How to deal with uncertainty in climate change economics

From the economist Martin L. Weitzman‘s website, a new draft paper On Modeling and Interpreting the Economics of Catastrophic Climate Change(pdf).  He proposes a method for including unlikely but extreme events (fat tails) in cost-benefit analyses, such as the uncertainty surrounding climate sensitivity.  Considering the possibility of such events can completely change the results of an analysis, and favour action as a type of catastrophe insurance.

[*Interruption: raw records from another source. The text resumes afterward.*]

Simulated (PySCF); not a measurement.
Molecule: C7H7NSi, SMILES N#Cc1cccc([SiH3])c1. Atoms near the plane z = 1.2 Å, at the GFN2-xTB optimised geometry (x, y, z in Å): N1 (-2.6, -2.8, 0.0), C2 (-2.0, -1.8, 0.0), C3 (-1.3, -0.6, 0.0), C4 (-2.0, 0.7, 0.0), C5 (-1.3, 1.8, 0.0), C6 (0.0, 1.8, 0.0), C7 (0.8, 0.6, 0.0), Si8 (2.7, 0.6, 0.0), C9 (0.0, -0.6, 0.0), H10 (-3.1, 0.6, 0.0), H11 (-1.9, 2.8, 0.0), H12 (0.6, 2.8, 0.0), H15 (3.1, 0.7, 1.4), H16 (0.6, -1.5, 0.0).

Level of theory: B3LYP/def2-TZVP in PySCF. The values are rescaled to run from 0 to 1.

Abstract: Using climate change as a prototype example, this paper analyzes the implications of structural uncertainty for the economics of low-probability high-impact catastrophes. The paper is an application of the idea that having an uncertain multiplicative parameter, which scales or amplifes exogenous shocks and is updated by Bayesian learning, induces a critical tail fattening of posterior-predictive distributions. These fattened tails can have very strong implications for situations (like climate change) where a catastrophe is theoretically possible because prior knowledge cannot place sufficiently narrow bounds on overall damages. The essence of the problem is the difficulty of learning extreme-impact tail behavior from finite data alone. At least potentially, the ináuence on cost-benefit analysis of fat-tailed uncertainty about climate change, coupled with extreme unsureness about high-temperature damages, can outweigh the influence of discounting or anything else.

The paper concludes:

In principle, what might be called the catastrophe-insurance aspect of such a fat-tailed unlimited-exposure situation, which can never be fully learned away, can dominate the social-discounting aspect, the pure-risk aspect, or the consumption-smoothing aspect. Even if this principle in and of itself does not provide an easy answer to questions about how much catastrophe insurance to buy (or even an easy answer in practical terms to the question of what exactly is catastrophe insurance buying for climate change or other applications), I believe it still might provide a useful way of framing the economic analysis of catastrophes.